Example 2. If $\mathcal{M}$ is the class of injective objects in an abelian category $\mathcal{A}^+$, then we get the normal derived functors.

Example 3. Assume $F \colon \mathcal{C} \to \mathcal{D}$ is a functor with right adjoint $G \colon \mathcal{D} \to \mathcal{C}$. Then for every object $c \in \mathcal{C}$, there is a cosimplicial resolution $$ X^n = (GF)^{n+1} c $$ where the unit map and counit map defines the face and degenracy maps. In many cases, the limit is going to recover $c$. If this is the case, then the image of $G$ in $C$ will form a class of injective models.

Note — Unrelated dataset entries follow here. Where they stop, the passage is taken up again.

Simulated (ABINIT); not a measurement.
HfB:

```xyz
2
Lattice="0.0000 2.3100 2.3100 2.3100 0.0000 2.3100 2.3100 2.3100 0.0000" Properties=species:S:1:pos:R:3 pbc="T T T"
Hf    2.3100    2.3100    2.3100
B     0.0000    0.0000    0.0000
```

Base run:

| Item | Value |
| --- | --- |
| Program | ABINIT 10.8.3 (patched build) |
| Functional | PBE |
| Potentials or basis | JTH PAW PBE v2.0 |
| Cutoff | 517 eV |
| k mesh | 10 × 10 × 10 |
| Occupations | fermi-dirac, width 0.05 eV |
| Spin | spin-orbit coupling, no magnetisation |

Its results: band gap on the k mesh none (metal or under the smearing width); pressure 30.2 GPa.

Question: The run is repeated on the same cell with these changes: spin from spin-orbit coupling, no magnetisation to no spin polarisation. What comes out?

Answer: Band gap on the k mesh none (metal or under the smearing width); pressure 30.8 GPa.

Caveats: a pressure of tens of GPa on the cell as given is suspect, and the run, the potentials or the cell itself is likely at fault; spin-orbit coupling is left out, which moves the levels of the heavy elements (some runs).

This is incredibly ad hoc, but this is what you had to do.

Presheaves preserving finite products#

In essence, in the abelian setting we doing is constructing a Kan extension $$ \begin{CD} \mathcal{C} _ \mathrm{inj} @>>> \mathcal{D} \br @VVV @VVV \br D(\mathcal{C}) @>>> D(\mathcal{D}) \end{CD} $$ and in the nonabelian setting, we are making a similar extension $$ \begin{CD} \mathcal{M} @>>> \mathcal{D} \br @VVV @VVV \br \mathcal{C}^\Delta @>>> D(\mathcal{D}). \end{CD} $$ We will try to do something similar.

Let’s work with right exact functors and left derived functors. Let $\mathcal{C}$ be an $\infty$-category, and denote by $\mathcal{P}(\mathcal{C})$ the $\infty$-category of presheaves on $\mathcal{C}$. Let $$ j \colon \mathcal{C} \hookrightarrow \mathcal{P}(\mathcal{C}) $$ be the Yoneda embedding. Recall the following fact.

Proposition 4. The category $\mathcal{P}(\mathcal{C})$ is the universal cocompletion of $\mathcal{C}$, meaning that if $\mathcal{D}$ is any cocomplete $\infty$-category with a functor $\mathcal{C} \to \mathcal{D}$, this uniquely extends to a functor $$ \mathcal{P}(\mathcal{C}) \to \mathcal{D} $$ preserving colimits.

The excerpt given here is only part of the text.